Kaplansky's zero divisor conjecture: Let $\mathbb{F}$ be a field and $G$ be a torsion-free group. Then $\mathbb{F}[G]$ does not contain a zero divisor.

The existence of a nontrivial idempotent $a$ in a ring $R$ implies the existence of a zero divisor in $R$, because $a(a-1)=0$. So, the zero divisor conjecture implies the idempotent conjecture.

The idempotent conjecture has been confirmed in special cases. For example, Formanek (1973) showed that if $G$ is a torsion-free group satisfying the ascending chain condition on cyclic subgroups and $\mathbb{F}$ is a field of characteristic $0$, then $\mathbb{F}[G]$ has no nontrivial idempotents. Also, Bass (1976) proved that if $G$ is a torsion-free linear group, then $\mathbb{C}[G]$ has no nontrivial idempotents.

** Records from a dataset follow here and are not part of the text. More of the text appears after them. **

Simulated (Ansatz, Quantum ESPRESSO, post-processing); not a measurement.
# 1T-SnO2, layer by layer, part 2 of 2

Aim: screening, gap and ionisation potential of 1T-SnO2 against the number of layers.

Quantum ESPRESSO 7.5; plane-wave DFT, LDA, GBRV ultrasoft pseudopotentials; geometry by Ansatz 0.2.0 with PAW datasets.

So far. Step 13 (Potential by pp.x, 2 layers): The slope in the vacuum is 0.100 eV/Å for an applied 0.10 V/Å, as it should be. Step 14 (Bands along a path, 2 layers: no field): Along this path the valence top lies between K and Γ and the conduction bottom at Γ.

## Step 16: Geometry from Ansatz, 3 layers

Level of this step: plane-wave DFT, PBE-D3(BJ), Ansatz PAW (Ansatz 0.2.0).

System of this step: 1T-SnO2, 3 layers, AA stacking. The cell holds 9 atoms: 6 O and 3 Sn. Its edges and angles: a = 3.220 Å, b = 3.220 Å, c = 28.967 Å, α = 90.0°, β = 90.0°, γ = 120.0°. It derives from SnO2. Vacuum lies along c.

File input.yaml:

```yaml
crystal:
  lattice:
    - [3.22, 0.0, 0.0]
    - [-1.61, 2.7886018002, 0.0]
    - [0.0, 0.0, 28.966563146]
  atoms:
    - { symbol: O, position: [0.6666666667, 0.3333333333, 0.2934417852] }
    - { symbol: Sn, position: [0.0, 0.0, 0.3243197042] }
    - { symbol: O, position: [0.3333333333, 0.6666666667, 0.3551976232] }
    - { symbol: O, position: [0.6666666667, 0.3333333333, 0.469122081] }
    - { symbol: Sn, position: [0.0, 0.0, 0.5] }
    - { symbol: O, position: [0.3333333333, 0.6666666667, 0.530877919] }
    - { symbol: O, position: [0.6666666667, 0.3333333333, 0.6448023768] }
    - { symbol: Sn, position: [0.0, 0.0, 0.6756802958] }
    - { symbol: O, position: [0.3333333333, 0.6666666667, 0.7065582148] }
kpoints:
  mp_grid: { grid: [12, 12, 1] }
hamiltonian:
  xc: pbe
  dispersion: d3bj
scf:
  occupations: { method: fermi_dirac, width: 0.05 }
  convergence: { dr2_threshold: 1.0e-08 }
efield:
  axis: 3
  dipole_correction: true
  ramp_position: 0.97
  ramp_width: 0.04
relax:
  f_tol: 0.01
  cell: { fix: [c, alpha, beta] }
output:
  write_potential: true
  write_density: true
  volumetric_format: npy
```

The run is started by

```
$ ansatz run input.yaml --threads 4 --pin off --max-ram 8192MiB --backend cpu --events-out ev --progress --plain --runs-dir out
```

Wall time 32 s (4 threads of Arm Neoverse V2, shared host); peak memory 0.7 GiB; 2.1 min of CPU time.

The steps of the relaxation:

These conjectures have not been confirmed for any fixed field and it seems that confirming the conjecture even for the finite field $\mathbb{F}_2$ is still out of reach.

For the zero divisor conjecture case, our work Zero divisors and units with small supports in group algebras of torsion-free groups may be helpful. Also for more details about these two conjectures you can see Zero-divisors and idempotents in group rings.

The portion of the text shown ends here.